He has raced sled dogs in the rugged terrain of Alaska and built log cabins near the upper peninsula of Michigan.
That description sounds like a tag line for the most interesting man in the world.
But for Roger Hocking, those skills seem to have given him the confidence to try anything and have led to his talents in his retired life — constructing toys and puzzles out of wood. He retired in 2001 from the U.S. Postal Service.
Hocking proves puzzles don’t have to be complicated. In fact, he finds his works to be a relaxing exercise.
“I didn’t even own a saw when I worked at the post office,” Hocking said.
Hocking, a Michigan native, holds an undergraduate and master’s degree in secondary education from Northern Michigan University, and taught high school math in both Michigan and Wisconsin before moving to Alaska.
He moved to New Mexico last September.
The Sabinal resident picked up the hobby after attending the state fair in Fairbanks, Alaska, and was instantly hooked.
“I got my little old scroll saw and started out,” Hocking said. “It’s something I wanted to do, and I kept at it.”
That “something” turned wood into intricate puzzles of images of everything from dogs to horses. The puzzles are made by a technique called intarsia, where inlaid sections of wood are combined together to form an image.

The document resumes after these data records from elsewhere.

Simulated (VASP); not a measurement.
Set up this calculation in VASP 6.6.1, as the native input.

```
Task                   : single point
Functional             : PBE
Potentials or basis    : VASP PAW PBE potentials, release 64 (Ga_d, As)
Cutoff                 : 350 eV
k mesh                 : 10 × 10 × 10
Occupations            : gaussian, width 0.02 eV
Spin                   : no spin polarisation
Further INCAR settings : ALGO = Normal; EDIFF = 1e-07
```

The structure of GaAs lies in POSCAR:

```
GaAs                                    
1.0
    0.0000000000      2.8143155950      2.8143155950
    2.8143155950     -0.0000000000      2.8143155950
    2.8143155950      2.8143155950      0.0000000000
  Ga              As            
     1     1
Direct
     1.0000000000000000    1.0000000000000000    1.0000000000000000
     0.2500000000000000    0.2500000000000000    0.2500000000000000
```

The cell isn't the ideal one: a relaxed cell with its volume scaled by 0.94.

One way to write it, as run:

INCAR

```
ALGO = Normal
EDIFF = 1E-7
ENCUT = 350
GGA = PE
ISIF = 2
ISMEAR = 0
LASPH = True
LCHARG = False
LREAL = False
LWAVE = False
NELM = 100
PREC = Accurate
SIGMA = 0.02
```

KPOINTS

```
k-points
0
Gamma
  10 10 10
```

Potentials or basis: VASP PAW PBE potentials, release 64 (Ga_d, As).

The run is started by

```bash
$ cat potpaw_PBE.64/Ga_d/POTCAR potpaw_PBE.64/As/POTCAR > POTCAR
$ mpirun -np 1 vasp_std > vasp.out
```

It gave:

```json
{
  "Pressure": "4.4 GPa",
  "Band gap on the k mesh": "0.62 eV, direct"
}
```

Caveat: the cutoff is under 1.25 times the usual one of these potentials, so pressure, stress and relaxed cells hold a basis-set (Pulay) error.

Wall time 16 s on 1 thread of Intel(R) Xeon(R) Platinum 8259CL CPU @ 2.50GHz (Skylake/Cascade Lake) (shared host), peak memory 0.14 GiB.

All of the fretwork is cut out of oak plywood using spiral blades.
The technique, one-board intarsia, is where all the pieces are cut from one piece of pale wood before they are stained.
Each picture is dipped into a linseed soil mixture and dried. The image is coated with polyurethane before being framed.
One example, a horse, is about 11-by-14 inches and can be hung as artwork. Hocking decided to make items, such as Christmas ornaments and stars, to give him “something he could do” after he retired.
His love for using wood to build things started when he “was a lot younger,” when he built four log cabins over the years. He said he built the cabins out of necessity since he lived in remote areas.
In Alaska, he competed in the Yukon Quest, a 1,000-mile international sled dog race, starting in Fairbanks. Though he didn’t finish the race, having a varied background of experiences has undoubtedly helped him in his wood working.
The artist, a Belen Art League member, jokes that his mistakes “instantly become designer firewood” if a specific work doesn’t turn out quite the way he intended.
He said there is no turning back if he makes a mistake. The same goes for designs he glues onto wood and then uses a scroll saw to cut out.
One design, a train, is made by the saw fitting into individual holes so it can be cut out. The design has little grooves and divots he must cut to specifications without making a mistake.
Some designs require more than 500 cuts to complete. He is especially proud of an image of Christ, a detailed portrait of Jesus with his head down. The image shows Christ with a crown of thorns. He also cut out an image of a Native American man with a feather in his hat.
“It’s relaxing and frustrating,” Hocking said. “This isn’t like painting. You can’t go back and correct it.”
You can often find the scroll worker in his wood shop working on one project or another.
On a recent day, he took time to paint a green Tyrannosaurus Rex. The piece, a bright green smiling dinosaur, is just one example of his work.
Hocking makes puzzle designs from dinosaurs to a map of the state of New Mexico to zoo animals such as giraffes. Smaller items by the woodworker include toy cars and trucks, which have wooden wheels.
Residents can pick up a toy for $5, and a puzzle for as little as $25.
Hocking showcases his work at markets that allow vendors to come and display their work. He was most recently in Bosque Farms to display his work at the Bosque Farms Community Center.
Hocking said the different colors and shapes of his toys are a hot commodity at shows.
“If I’m at a bazaar, there’s not a kid that goes by that doesn’t want a toy,” Hocking said.
The toys and puzzles are cut from pine and then stained with different colors. The intarsia works are sanded and glued onto a plywood backing.
He admits some works take time, but he gets excited to put things together.
His experience only spans a few years, and he says his progression has been gradual.
“I told myself that I’m going to do this,” Hocking said. “It went very slow at first.”
He said there aren’t a lot of artists in Valencia County who practice his specific niche.
“I want to keep doing what I am doing,” Hocking said. “It’s unique.”